25 June 2005: Lester, Amerika; or The Disappearance

American Repertory Theatre, Cambridge, in association with Theatre de la Jeune Lune. After the novel by Franz Kafka. Directed by Dominique Serrand

Gideon Lester is associate artistic director of ART. He is a Britisher, thirty-five years old, former dramaturg of ART, and a translator and adapter of other works. There would seem to be some talent in this resumé, but this adaptation of Kafka’s novel is curiously and disappointingly lifeless. I have not read the novel and so cannot judge such questions as fidelity to the original idea. One can see in Lester’s text an effort to catch a sort of paranoid guilt on the part of the central character, Karl Rossman (Nathan Keepers), who was forced to flee his native Germany, leaving behind a servant girl who seduced him and is carrying his child; he arrives in America — called “Amerika” by Kafka to distinguish fantasy from reality (Kafka had never been to the USA at the time of writing the novel) — falls in with a lot of bad types, and sort of disappears. I say “sort of” because there is a kind of apotheosis — could we say dystheosis”? — at the end, in which Karl, dressed in a costume reminiscent of prison garb, is raised up into darkness and, yes, disappears. Perhaps Karl’s journey into the ether is supposed to be ineffably mysterious, but it is more like just plain perplexing. And the action up to that point seems purely episodic. We don’t sense any rationale or logic to the various encounters Karl has with American-style shysters and nogoodniks who are out to cheat him or fleece him and with whom he insists on making com­prom­ises that are quite demeaning or self-destructive.

What was the point of it all? Karl’s character seems entirely linear — he is a kind of existential Johnny OneNote, about whom we wish we could come to care, but we don’t. The other characters seem to be not really characters but just hollow roles (the Frenchman, the prostitute, the con man, the cook) who are there because Kafka had them in his novel and so Lester dutifully put them into his script.
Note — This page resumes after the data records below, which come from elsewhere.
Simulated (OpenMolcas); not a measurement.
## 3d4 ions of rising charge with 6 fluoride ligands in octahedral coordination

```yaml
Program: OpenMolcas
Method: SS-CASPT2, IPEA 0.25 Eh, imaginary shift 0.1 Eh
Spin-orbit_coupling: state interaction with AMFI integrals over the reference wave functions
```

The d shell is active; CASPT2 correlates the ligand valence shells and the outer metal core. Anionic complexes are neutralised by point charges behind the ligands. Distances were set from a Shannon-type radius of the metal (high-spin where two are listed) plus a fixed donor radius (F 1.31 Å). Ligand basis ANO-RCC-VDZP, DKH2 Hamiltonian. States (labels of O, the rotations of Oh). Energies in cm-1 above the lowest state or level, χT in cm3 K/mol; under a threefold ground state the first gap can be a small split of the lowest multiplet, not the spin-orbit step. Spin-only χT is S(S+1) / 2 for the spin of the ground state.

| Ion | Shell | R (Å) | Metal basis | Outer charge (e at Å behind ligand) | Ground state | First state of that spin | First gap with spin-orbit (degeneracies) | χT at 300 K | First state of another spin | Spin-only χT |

The resources of the ART and its fine, well-equipped and very high stage are used, as one would expect, very well (the production standard is always high here). The result is a kind of theatricalist erector set of a stage, with tall scaffold­ing-like structures reminiscent of early twentieth-century mechanistic styles (“constructivist”), pressed into latter-day service here to suggest an oppressive, expressionistic environment in which people, especially the central character, are caught and rendered helpless, the prey of unnamed exterior forces that are there for no good. We can see off-stage, and at one point the con man Robinson (played by Thomas Derrah with his usual “watch me” mannered aplomb) can be seen at the extreme up-left point of the stage, half-way up the spiral staircase leading to the grid, drinking a martini. This is called “Theatricalism” in the text­books. And at a late point, in the penultimate scene, the characters drop out of character (to the extent that they have ever been in character) and meander about the stage, saying hello how are you to a bewildered Karl and a rather bored audience. So we are put on notice that this is all artifice. Thanks very much.

I should mention that there is a narrator character, played by Sarah Agnew — character name is Fanny — in a nearly neutral yet slightly sympathetic way that seems right for the part. At frequent intervals she catches us up on the plot, without commenting too much on it. I suppose this was Lester’s way of allowing the play to trail its fictional origins onto the stage. The problem in this case, how­ever, was that the format of a “story” partly narrated and mostly dramatized assumed that there was actually a story there; but the audience was never let in on what that story was. We were no less clueless about what was next, and why, than poor Karl himself. Is there something more than this in the novel? Is there humor in the novel, the humor generated by absurdity? I will have to read it some­day and find out. The publicity about the play suggested that the audience would find the play funny; but this audience, at least, did not. There was a cer­tain amount of grotesqueness to the proceedings, but it wasn’t really funny. There was a certain amount of physicality also, which spoke of the influence of Serrand, Artistic Director and co-founder of Jeune Lune. But it was finally all to no discernible purpose. Misconceived, misjudged, all of that effort, and some pretty good performances to boot, and nobody could care. Sad.

I should have mentioned that in the apotheosis scene Fanny, dressed in white and accompanied by other characters, is standing high on the downstage right scaffold watching Karl mount up to nothingness, and she is sporting a pair of wings on her back. We are going to be getting quotations from Kushner’s Angels in America for years now, I’ll bet. This is one of those “Get it? It’s Kushner! Get it?” things you expect in scripts by amateurs who feel impelled to go to con­sid­erable lengths to let you know how literate and savvy they are. Lester — and Serrand too — should know better.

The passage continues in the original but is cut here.